A Walk in the Woods review – Robert Redford takes an uphill trudge

Nick Nolte and Robert Redford in A Walk in the Woods
Statler and Waldorf without the laughs … Nick Nolte and Robert Redford take a walk in the woods. Photograph: Frank Masi

A Walk in the Woods is based on Bill Bryson’s travel book about attempting to hike the 2,200-mile Appalachian Trail in the US with an old friend. It strips out most of Bryson’s prose and wit and leaves us with a folksy-sentimental tale about a couple of adorable old geezers tottering through the woods, like Statler and Waldorf without the laughs. At 79 years old, producer-star Robert Redford plays Bill Bryson, who was in his mid-40s when he undertook the hike. The movie’s geriatric themes can therefore be described as semi-intentional, and Redford’s performance is really so stilted it’s as if he is playing Bill Bryson the way a famous writer with no performing skills might play himself.

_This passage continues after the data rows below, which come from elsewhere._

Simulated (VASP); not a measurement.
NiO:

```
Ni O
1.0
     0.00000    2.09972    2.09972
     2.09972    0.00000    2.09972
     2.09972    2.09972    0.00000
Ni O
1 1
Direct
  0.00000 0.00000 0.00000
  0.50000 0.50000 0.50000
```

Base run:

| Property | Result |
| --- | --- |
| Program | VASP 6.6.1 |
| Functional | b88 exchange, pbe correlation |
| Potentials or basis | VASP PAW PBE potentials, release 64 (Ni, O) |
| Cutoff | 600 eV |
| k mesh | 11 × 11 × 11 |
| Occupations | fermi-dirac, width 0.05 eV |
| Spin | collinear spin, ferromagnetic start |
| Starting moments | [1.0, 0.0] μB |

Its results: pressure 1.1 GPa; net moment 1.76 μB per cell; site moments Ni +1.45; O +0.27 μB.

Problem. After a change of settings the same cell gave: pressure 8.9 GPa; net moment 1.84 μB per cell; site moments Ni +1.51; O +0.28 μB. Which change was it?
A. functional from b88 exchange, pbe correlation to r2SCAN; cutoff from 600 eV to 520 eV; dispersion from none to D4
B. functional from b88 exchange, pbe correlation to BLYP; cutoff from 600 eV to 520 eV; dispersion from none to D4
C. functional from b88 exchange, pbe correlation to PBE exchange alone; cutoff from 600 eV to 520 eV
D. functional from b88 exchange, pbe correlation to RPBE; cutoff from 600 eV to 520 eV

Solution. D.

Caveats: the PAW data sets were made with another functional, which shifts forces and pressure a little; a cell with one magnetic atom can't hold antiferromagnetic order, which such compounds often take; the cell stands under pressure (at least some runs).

Pottering in and out of the kitchen, Redford’s Bryson gives us huge “reaction” expressions and broad double takes of the sort I remember Peter Glaze doing on Crackerjack. Emma Thompson does her best with the thankless role of Bryson’s wife. Having reportedly nursed this project for years, Redford originally hoped Paul Newman might play Bryson’s cantankerous old buddy. There’s a jokey scene that does look like a riff on their great Butch-and-Sundance leap of faith. Sadly, mortality got in the way, so now it’s a red-faced and dishevelled Nick Nolte playing Katz. An uphill trudge.